What type of neural network is good for image recognition?
Convolutional neural networks
What does the activation of a neuron tell you about it and the pixel it is associated with in this example of a neural network?
The activation of a neuron, which ranges from 0 to 1, reveals how "lit up" the pixel it is associated with is. This value has to do with the grayscale value of the given pixel.
Why are neural networks called neural networks?
Neural networks function in a similar way to the brain. They have "neurons" that fire when given a certain stimulus. In this case, when the neurons activate, they continue to activate neurons in the next layer of the network. This is similar to how certain groups of neurons in the brain cause other groups of neurons to fire.

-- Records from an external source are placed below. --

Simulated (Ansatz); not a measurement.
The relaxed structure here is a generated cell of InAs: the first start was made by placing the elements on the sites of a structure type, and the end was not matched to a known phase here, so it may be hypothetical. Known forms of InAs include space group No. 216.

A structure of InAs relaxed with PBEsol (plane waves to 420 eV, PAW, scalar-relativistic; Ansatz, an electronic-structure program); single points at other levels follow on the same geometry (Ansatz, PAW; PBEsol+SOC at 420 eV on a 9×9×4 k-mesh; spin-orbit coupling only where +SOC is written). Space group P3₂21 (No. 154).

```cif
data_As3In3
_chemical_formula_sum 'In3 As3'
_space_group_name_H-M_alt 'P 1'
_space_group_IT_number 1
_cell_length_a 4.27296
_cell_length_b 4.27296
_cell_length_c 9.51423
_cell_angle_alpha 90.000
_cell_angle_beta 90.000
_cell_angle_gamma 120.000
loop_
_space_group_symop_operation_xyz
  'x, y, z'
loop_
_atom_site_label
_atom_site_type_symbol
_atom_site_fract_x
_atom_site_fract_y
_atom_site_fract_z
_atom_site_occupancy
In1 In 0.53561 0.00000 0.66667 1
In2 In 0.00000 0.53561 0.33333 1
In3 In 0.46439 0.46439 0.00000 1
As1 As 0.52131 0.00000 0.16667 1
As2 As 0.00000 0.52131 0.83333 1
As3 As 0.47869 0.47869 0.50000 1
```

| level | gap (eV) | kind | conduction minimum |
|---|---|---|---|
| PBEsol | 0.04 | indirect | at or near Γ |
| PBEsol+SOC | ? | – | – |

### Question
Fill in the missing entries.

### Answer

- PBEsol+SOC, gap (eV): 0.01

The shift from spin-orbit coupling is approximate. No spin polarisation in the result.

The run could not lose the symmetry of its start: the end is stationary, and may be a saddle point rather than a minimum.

What is the benefit of representing the activations and the biases as vectors and the weights as a matrix?
You can find the matrix-vector product of the weights and the activations more easily, because libraries have optimized matrix multiplication. This simplifies the whole process, and makes the function more comprehensible.
What does the activation of a neuron in a neural network represent?
A value between 0 and 1 that indicates the neuron's activity
What is the primary function of the hidden layers in a neural network?
Process and detect patterns like edges and loops from the input image
What is the role of weights and biases in determining how a neuron responds to inputs?
Weights and biases control how much influence each input has on the neuron's activation. The weights multiply each input, and the bias shifts the neuron's threshold for activation, allowing the neuron to detect specific patterns in data and allow the network to respond to complex inputs.
What is the primary function of the neurons in the first layer of the neural network?
To hold and represent the grayscale values of each pixel in the input image
Why is there an additional constant in addition to each linear combination?
It builds in an inherent bias which can't be represented by weights alone.
Why are sigmoid functions not used in NNs?
For extreme values their slope is zero, since this makes those neurons insensitive to inputs.
What do we know about what each layer in a NN does in the context of processing an input?
Although we can predict what it could do, we have no idea.
What mathematical operation is the calculating of weights very similar to?
It's a dot product.
If you represented the equation of the activation of a single neuron using a rectified linear activation function would most accurately be which of the following:
f(x) = max(0, ax+b) where f(x) represents the output of the neuron, max(..) represents the rectified linear function, a represents the weight of the neuron and b represents the bias.
True or false: The bias of a neuron is a value associated with connection between itself to other neurons.
False; the bias of a neuron applies to the neuron independently of its connections and represents the threshold that affects the ease of activation of the neuron.
If we suppose a neural network that takes an RGB image of size 400x400, and should output if the image is a cat, dog, or fish, what are the sizes of the first and last layers of the neural network?
The input layer will have 400x400x3 neurons; for each pixel there will be three values between 0 and 1 to represent the RGB value of the pixel and there will be 400^2 pixels. The output layer will have 3 neurons to represent the model's confidence in the image as a cat, dog or fish.
True or false: A more negative neuron activation will generally represent a lower activation of that neuron.
False; A negative neuron activation still represents a high neuron activation and will likely affect neurons in the next layer.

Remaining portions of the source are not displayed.